Form Friend of Alhambra Brian Cronin:

Greece is set to run out of money by the end of November if it doesn’t get the funds it needs to carry on. The representatives from the European Commission, the European Central Bank and the International Monetary Fund, collectively known as the troika bankers, have been trying to get the Greek government to raise taxes, make spending cuts and introduce the reforms needed in order to ensure they get the next tranche of bailout funds. They are known locally as the Men in Black.

In the 1997 movie of the same name and its subsequent sequels, Agent K uses a device called the Neuralyzer which, with a blinding flash, destroys witness memories for a given period depending on the selected setting and puts the target in a hypnotic state rendering them susceptible to suggestion or accepting of an alternate reality. I suspect that the Greek government secretly wish that they could be “neuralyzed” so that they could go back and undo the last few years of ineptitude and mismanagement. No such luck. They have to play the cards they’ve been dealt. However, it looks like it might not be all gloom and despondency.

Despite the wave of new protests and the seemingly impossible demands of the troika falling on the already hard-pressed, it is likely that an agreement will be reached. It will not be pretty and the Greek people won’t like it. The bills are coming due, and some of those bills are large enough to be “williams”. Giving them more money doesn’t obviate the need to deal with the structural imbalances in the economy. They are going to need outside help because they will not be able to do it on their own. Chancellor Merkel arrives in Athens this week to lend a hand and see how things are going. She will not be greeted with open arms since she is seen as the force behind the stringent measures being imposed upon the Greeks. There will be protests

Right now, it is a clash between the political will and the economic won’t. The political will belongs to the euro-powers: Greece cannot, must not quit the euro. West Germany decided to absorb East Germany in 1991 and convert its currency at a 1:1 ratio when it made no economic sense to do so. Greece must stay in the euro because the euro is a political idea not an economic one. An accommodation will be found because the eurozone itself is a shambles and the euro cannot go down in flames. ‘Saving the euro‘ and ‘saving Europe’ seem to have become interchangeable.

There are protests on the streets of Spain too. Catalonia is threatening to secede and the country’s banks need around €60 billion. There is a lot of discussion as to whether they will ask for a bailout or not. The ESFS/ESM is ready to give it to them, almost insisting on it, while Spain’s economy minister Luis de Guindos said last week that Spain does not need a bailout at all.

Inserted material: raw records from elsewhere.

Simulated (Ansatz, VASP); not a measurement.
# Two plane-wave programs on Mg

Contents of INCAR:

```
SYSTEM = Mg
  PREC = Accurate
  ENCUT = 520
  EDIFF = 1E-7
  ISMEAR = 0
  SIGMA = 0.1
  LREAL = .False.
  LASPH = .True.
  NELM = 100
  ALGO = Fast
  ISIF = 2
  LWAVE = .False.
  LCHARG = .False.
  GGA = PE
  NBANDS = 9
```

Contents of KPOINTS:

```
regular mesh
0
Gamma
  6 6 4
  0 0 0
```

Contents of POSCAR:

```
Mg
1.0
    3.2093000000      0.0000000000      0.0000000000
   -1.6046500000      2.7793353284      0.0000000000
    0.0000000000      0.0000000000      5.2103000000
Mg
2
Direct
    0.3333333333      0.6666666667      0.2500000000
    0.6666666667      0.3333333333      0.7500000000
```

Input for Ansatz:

He has been doing the rounds of international investors and trying to sell them on the idea of establishing a so-called “bad bank” where all the bad and doubtful assets, mainly property loans, could be parked, thus freeing up lenders. This is not a new idea. Old hands in the financial markets will remember that Mellon Bank did this back in 1988 establishing, with government help, Grant Street Bank. Mellon, freed of bad loans, was immediately able to raise capital.

Though I suspect that markets would like to see Greece and Spain, and possibly Italy leave the euro, and maybe in a surprise move, even Germany opting out first, it won’t happen. At least, not the way investors want it to happen. If one or more were to move to the exits, markets would move and probably violently. You can’t make money if markets don’t move. That is essentially what the powers that be want to prevent. The countries themselves do not want to exit because it would be an admission of failure even though it might make a lot of economic sense.

ECB chairman Mario Draghi has said he would do whatever it takes to save Europe and is prepared to buy unlimited amounts of a distressed country’s bonds in the secondary market, provided it has asked for help. It would depress interest rates and give those countries renewed access to markets. But there is growing concern, especially in Germany, that this contravenes the ECB’s mandate. It is, after all, charged with monetary policy. The unlimited buying of bonds comes perilously close to state financing and thus tips over into the realm of fiscal policy, which is illegal. The dividing line between the two is blurred.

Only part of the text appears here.